Since its original description, it has been assumed by ichthyologists and aquarium hobbyists alike that the genus Tanichthys was monotypic, comprising only a single species. The fallacy of this assumption was demonstrated by the description in 2001 of two new Tanichthys species. Tanichthys micagemmae Freyhof and Herder 2001 was described from specimens collected from Bu Dong Creek, a small stream tributary to the Ben Hai River just north of the city of Dong Ha in central Vietnam. My initial reaction to the excellent color photograph accompanying the description was that T. micagemmae had a real future as an aquarium fish. Apparently quite a few other people—some of them in a position to do something about it—also felt that this species would be of interest to hobbyists. In a manner strikingly reminiscent of the history of T. albonubes, T. micagemmae was available from exporters in Singapore the same year it was described and made its North American aquarium debut almost immediately thereafter. This species has been marketed under the somewhat misleading name “Vietnamese White Cloud.” As its locality of origin lies many miles to the south of White Cloud Mountain, I suggest that Sparkling Gem Minnow, a literal translation of its specific name, is a more appropriate name for this beautiful little fish.

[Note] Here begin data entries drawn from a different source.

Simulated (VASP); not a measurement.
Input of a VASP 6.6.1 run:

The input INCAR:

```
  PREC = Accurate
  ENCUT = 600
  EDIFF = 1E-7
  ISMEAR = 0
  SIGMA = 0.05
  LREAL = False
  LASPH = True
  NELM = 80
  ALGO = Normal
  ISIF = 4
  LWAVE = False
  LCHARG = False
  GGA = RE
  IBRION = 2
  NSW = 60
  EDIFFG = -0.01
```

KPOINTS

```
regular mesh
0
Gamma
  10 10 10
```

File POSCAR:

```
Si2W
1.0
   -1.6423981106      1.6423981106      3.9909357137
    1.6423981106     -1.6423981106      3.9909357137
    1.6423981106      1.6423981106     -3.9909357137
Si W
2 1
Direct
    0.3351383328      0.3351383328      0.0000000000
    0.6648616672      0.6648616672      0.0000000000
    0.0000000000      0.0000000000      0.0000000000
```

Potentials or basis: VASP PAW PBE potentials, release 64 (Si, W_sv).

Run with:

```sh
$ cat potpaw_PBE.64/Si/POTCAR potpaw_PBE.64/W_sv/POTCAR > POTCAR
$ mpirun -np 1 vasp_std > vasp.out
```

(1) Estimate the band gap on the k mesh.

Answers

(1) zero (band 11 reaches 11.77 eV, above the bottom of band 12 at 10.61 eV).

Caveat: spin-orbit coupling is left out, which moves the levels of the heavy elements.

The same year also saw the description of a third Tanichthys species, Tanichthys thacbaensis Nguyen and Ngo 2001. As the specific name thacbaensis implies, the type series was collected from the basin of Thac Ba Lake, a reservoir formed by the damming of the Chay River in Vietnam’s Yen Bai province. Impressed by his customers’ positive response to the Sparkling Gem Minnow, my friend Frank Greco, who has a small fish import business (www.franksaquarium. com), asked me in 2010 what I could tell him about “the other Vietnamese White Cloud.” I had to confess ignorance, as the species description-written in Viet-namese—was published in a hard-to-find multi-volume treatment of the freshwater fishes of Vietnam. All I could tell him was that the type locality was a long way from Vietnam’s main focus of ornamental fish exportation in Saigon and relatively difficult of access. I thus felt fairly confident in predicting that aquarists would not be seeing T. thacbaensis any time soon.

Frank had also concurrently expressed an interest in this species to Patrick Yap, one of his suppliers. Patrick, a Singapore-based exporter, replied that as ornamental fishes were now being regularly exported from Vietnam, he felt it was only a matter of time before T. thacbaensis made its debut as an aquarium fish. He was right: this species made its appearance in the United States under the name Lemon White Cloud in 2011. I have since given up on predicting when—or even whether—aquarists are likely to see a newly described fish species!

Mutation happens

William T. Innes (1938) predicted that the White Cloud was destined to enjoy enormous popularity and would eventually become the Guppy of egglayers. Colorful, hardy, easily bred, and prolific, T. albonubes has indeed lived up to Innes’s expectations. White Clouds are effectively ubiquitous in retail establishments worldwide.

As is often the case when an ornamental fish is produced in huge numbers, mutant individuals have appeared that have allowed breeders to selectively breed distinctive White Cloud variants.The first of these, a long-finned variant initially marketed as the Meteor Minnow, made its debut in the 1960s. Unlike the long-finned variants of the Rosy Barb and Serpae Tetra, in which indeterminate fin growth destroys an individual’s basic symmetry and can actually impede its swimming ability, fin growth in the Meteor Minnow is determinate. The fish’s basic symmetry is thus preserved. I am not a fan of most long-finned fish varieties, but the Meteor Minnow is always a welcome guest in my fish room. A golden form of the White Cloud with normally pigmented eyes, but otherwise devoid of black pigment, is also widely available. I have not been able to pinpoint the date of its introduction, but the Golden White Cloud began to make regular appearances on wholesalers’ price lists in 2002. The most recent of these catatechnic color forms is the so-called Super Red White Cloud, in which the red coloration present in the caudal fin extends into the posterior third of the flanks.

Water preferences

All three Tanichthys are ideal aquarium residents. They are undemanding with regard to water chemistry, prospering over a pH range of 6.0-8.0 and hardness values up to 14°dH. Like most stream fishes, they do not appreciate dissolved waste buildup and do best under a regime of regular partial water changes. The three species do differ with regard to their preferred water temperature. Native to southern China and the extreme north of Vietnam (Kottelat, 2001), the White Cloud is not a true tropical fish. In nature, it experiences a temperature range of 41-77°F (5-25°C). In captivity, it can tolerate brief exposures to water temperatures at the upper end of its range.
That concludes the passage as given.